There's more to Georges Bizet heroines than Carmen, and more to opera performances than the stage.
Opera Theater of Pittsburgh is demonstrating both with a production this weekend of an obscure yet racy one-act opera, "Djamileh," at a most unusual location, a carpet hall.
The setting is within Artifacts, a high-end furniture, antiques and rug gallery that moved into the West End in 2006. The opera will be staged in the middle of its massive rug storeroom, with patrons sitting on pallets of Oriental carpet around the stage. The event is further removed from the typical operatic experience with a cocktail hour before the show.
- Where: Artifacts, 110 S. Main St., 15220, West End. (www.artifactsweb.com for directions).
- When: Cocktails 6:30 p.m., performance 7:30 p.m. Friday and Saturday.

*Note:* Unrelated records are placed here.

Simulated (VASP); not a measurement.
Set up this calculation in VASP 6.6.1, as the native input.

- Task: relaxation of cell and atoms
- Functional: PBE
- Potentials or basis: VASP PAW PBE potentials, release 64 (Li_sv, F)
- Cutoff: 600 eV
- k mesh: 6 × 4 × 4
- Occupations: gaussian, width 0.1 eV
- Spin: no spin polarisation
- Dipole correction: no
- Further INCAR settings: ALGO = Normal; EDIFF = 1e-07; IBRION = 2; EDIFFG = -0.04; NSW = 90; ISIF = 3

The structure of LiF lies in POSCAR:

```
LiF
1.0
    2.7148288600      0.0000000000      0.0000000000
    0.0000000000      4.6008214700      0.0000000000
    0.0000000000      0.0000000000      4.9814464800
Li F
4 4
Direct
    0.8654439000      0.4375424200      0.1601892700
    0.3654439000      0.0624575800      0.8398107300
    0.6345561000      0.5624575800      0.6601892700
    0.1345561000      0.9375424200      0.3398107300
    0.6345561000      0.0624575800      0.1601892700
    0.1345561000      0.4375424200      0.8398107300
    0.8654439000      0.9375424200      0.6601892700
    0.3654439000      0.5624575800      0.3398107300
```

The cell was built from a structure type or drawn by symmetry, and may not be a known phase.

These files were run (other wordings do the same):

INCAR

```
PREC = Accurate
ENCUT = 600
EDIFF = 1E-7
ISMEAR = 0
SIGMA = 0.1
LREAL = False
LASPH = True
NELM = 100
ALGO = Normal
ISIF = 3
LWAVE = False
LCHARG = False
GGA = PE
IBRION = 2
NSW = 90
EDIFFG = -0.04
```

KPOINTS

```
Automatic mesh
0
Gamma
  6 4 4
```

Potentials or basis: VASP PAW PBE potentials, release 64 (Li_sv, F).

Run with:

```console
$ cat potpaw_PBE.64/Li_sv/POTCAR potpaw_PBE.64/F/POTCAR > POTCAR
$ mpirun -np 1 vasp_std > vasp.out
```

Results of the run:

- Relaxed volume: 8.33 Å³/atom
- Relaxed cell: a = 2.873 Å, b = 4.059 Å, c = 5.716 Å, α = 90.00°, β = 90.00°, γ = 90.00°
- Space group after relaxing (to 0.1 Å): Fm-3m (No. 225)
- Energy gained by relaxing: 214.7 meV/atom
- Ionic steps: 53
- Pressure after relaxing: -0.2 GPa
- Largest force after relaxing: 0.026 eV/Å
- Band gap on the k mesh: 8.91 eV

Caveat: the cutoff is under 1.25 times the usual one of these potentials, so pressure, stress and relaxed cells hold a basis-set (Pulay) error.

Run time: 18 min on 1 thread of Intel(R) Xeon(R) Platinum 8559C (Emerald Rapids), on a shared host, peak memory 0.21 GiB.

- Tickets: $75. 412-456-6666.
"We have done operas in unusual spaces before and sometimes with dinner at a person's home. This is a mix of both," says Opera Theater's artistic director Jonathan Eaton.
While the opera makes "Pretty Woman" seem tame by comparison, it essentially is a comedic foil for the music: A prince in Cairo buys a new slave girl each month, but the latest belly-dancing beauty, Djamileh, unexpectedly falls for him. With help from another servant, Djamileh tricks her master into buying her again, and eventually they fall in love.
While the opera's plot, taken from Arabian Nights, fits the Persian rug-draped hall, the connection came the other way round.
"They were doing a performance at the Warhol Museum that was not good for sound, so they needed carpets on the gallery floor," says Artifacts vice president Michael Terral. "When I received the call I said I could cover the whole building in rugs, if you want. So we supplied them with 20 very large oriental rugs to completely cover the floor of Warhol. When they had been over to the showroom, they were completely taken with the atmosphere."
And Eaton hopes that audience members will be, too. "We hope that people who may not feel comfortable going to a three-hour opera in a funny language will come to a rug shop with belly dancers," he says.